Real-Time 3D Reconstruction: Meshing at Interactive Rates
Advances in spatial mapping for V2 - dense reconstruction, mesh quality, and the compute challenge of real-time 3D.
V1's spatial mapping was good enough for plane detection. V2 needs dense, accurate meshes for realistic occlusion and physics.
V1 Limitations
Current meshing:
- Resolution: ~5cm voxels
- Update rate: Full mesh every 2-3 seconds
- Hole filling: Minimal
- Surface quality: Blocky, noisy
For V2, we need:
- Resolution: 1-2cm
- Update rate: Incremental, sub-second
- Hole filling: Intelligent completion
- Surface quality: Smooth, watertight
Reconstruction Pipeline
Depth Frames → Depth Filtering → TSDF Integration →
Mesh Extraction → Mesh Simplification → Collision Mesh
Depth Filtering
Raw depth has holes and noise. Filter before integration:
- Bilateral filtering (edge-preserving smoothing)
- Temporal averaging (accumulate confidence)
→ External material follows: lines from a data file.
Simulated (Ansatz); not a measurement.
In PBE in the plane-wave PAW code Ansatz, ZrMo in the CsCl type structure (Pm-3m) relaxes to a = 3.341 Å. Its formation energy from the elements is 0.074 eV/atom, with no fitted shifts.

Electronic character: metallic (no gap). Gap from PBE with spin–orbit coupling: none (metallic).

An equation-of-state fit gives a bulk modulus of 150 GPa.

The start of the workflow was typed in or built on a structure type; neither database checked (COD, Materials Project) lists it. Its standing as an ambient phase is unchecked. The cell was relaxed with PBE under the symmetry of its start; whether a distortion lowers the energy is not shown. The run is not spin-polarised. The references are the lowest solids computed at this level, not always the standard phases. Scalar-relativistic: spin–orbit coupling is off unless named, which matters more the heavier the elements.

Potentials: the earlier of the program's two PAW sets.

- Outlier rejection (statistical filtering)
TSDF Integration
Truncated Signed Distance Function - implicit surface representation:
- Voxel grid stores distance to nearest surface
- New depth frames update distances via running average
- Memory-efficient: only store near-surface voxels
V1: Dense voxel array, 5cm resolution, limited volume V2: Sparse voxel structures (octree or hash), 1cm resolution, room-scale
Mesh Extraction
Marching cubes extracts triangle mesh from TSDF:
- Classic algorithm, well-understood
- Parallelizable (per-voxel)
- Mesh complexity proportional to surface area, not volume
Mesh Simplification
Raw marching cubes produces too many triangles. Simplify:
- Quadric error metrics for vertex decimation
- Preserve sharp edges and features
- Target triangle budget for rendering
GPU Acceleration
Reconstruction is embarrassingly parallel:
- Each depth pixel updates independent voxels
- Each voxel processes independently
- Marching cubes per-voxel
V1: CPU implementation (slow, eats power) V2: GPU compute pipeline
Expected improvement: 10x throughput at similar power.
Learned Completion
Depth sensors don't see everything (occlusions, range limits, specular surfaces). Can we complete what's missing?
Approaches:
- Geometric priors: Planes extend, rooms have floors/ceilings
- Learned completion: Neural network predicts unobserved geometry
- Semantic reasoning: If it's a chair, it probably has four legs
We're prototyping learned completion:
- Train on complete 3D models
- Input: partial observation
- Output: completed mesh
Early results promising for common objects. Generalization to arbitrary scenes is harder.
Memory Management
Room-scale at 1cm resolution = billions of voxels if dense.
Solutions:
- Hierarchical structures: Only subdivide where needed
- LRU caching: Keep recent observations, page out old areas
- Level-of-detail: High resolution near user, coarse far away
Memory budget: 500MB for reconstruction.
Target: kitchen-sized space at 1cm with dynamic updates.